Alice Springs | NTAustralia

11:35 PM JustJaslin 0 Comments


IN TRANSIT  During my trip to Northern Territory Australia, we explored and traveled further down south to the Red Center via a couple of domestic flights and that's where Alice Springs and Ayers Rock are. We had a chance for a quick visit by Alice Springs while transiting to Ayers Rock in between flight hours. It was my first time on a domestic flight and what happened next was all so peculiar - I can just alight a plane and walk out of the airport. Without the need for queues, passport stamps, nor baggage checks. Ah it feels just like taking a public transport! Except that this mode of transport travels by air. (I'm such a country pumpkin)

In Alice Springs, the landscape is a little different to the outback landscape we caught in Darwin's Kakadu National Park. Mountains are aplenty in this area, as though they are surrounding the perimeters of the town. The skies was in a most beautiful shade of clear blue which made this place looks all the more serene and peaceful. While only a few hours and some free-and-easy time in Alice Springs, I took on to explore the streets by myself. Just walking about, taking in the sights and listening to this unfamiliar place.









A road junction which I felt it looked incredibly pretty and soft. I came across local aboriginal people on the streets, popped into interesting souvenir shops, boutique shops by the corners where I also chanced upon a Red Cross thrift shop with some luck!
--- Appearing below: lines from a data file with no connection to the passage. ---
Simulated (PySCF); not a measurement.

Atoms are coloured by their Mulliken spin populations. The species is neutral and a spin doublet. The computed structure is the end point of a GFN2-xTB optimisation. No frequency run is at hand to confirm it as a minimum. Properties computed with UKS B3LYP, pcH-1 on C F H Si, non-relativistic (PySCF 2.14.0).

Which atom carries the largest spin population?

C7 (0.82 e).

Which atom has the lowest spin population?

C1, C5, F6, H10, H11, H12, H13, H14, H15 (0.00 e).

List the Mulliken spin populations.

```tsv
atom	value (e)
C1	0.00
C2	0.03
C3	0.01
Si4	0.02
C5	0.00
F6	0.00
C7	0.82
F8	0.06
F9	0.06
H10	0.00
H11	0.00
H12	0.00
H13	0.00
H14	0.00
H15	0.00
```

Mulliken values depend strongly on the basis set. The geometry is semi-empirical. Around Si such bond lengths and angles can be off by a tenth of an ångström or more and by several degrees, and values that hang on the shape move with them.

I have always been intrigued with thrift shops - read it on books, watched it on television just except for stepping foot into one. In Singapore you don't get to find such thrift shops and I was so thrilled about it. In thrifts shops that's where you will be able to find brand new or used apparels that are individually specified at ridiculously cheap prices, say three dollars for a top! And the money goes for a good cause. It was just a little unfortunately I couldn't find anything I fancied which came along with my size (what a bummer).








The main highlight for our dropping by into Alice Springs in between transits was to visit the Alice Springs School of Air. While we were in Darwin when we first arrived in NT Australia, I did saw a school up by a hill during one of the drives around town. But you know I didn't really gave much thought to education issues, not until I was in School of Air. 

NTAustralia is all about outback, nature, where even neighbors might be hundred of miles apart. It didn't hit me to consider about how education is being carried out because this was never a issue that we need to think about in Singapore. Say, there could be two or three schools all in vicinity of most neighborhoods. But locals living in NTAustralia didn't have the luxury nor access to a school facility. And that's where School of Air comes in, where they deliver classes through radios (but that's in the past) and now with computers (that's kindly provided to the students by School of Air) to all students living in any location in NTAustralia. 

I think that's really something else, because School of Air receive the same amount of funding any other school received from their government. Just operational costs (to provide each student computers and any other necessary equipment for children to attend virtual classes online) has to be really expensive. We got a chance to understand how a virtual class is conducted live, where students only get to meet their classmates one or two times a year through gatherings.

It's somewhat disheartening when you compare to the education in Singapore that we so often take for granted (including myself, yes). Whereas in NTAustralia you could literally feel how students crave for knowledge and having a chance to enroll into a school is more than often a luxury to them. School of Air has to be one of the most meaningful school/organisation (kinda reminds of me Doctors without Borders that sort of thing) and if you happen to be in Alice Spring, do drop by their visitor center! If you would like, you could also choose to purchase books that will be sponsored to the children or pick up some souvenirs where the proceeds will all go back into funding the school's operations.

Dropping by the school widened my vision, and it made me realise how education issues around the world are real. There are children in other parts of the world who are craving for knowledge, yet in Singapore we are all full of dreads and complains. Guilty as charged.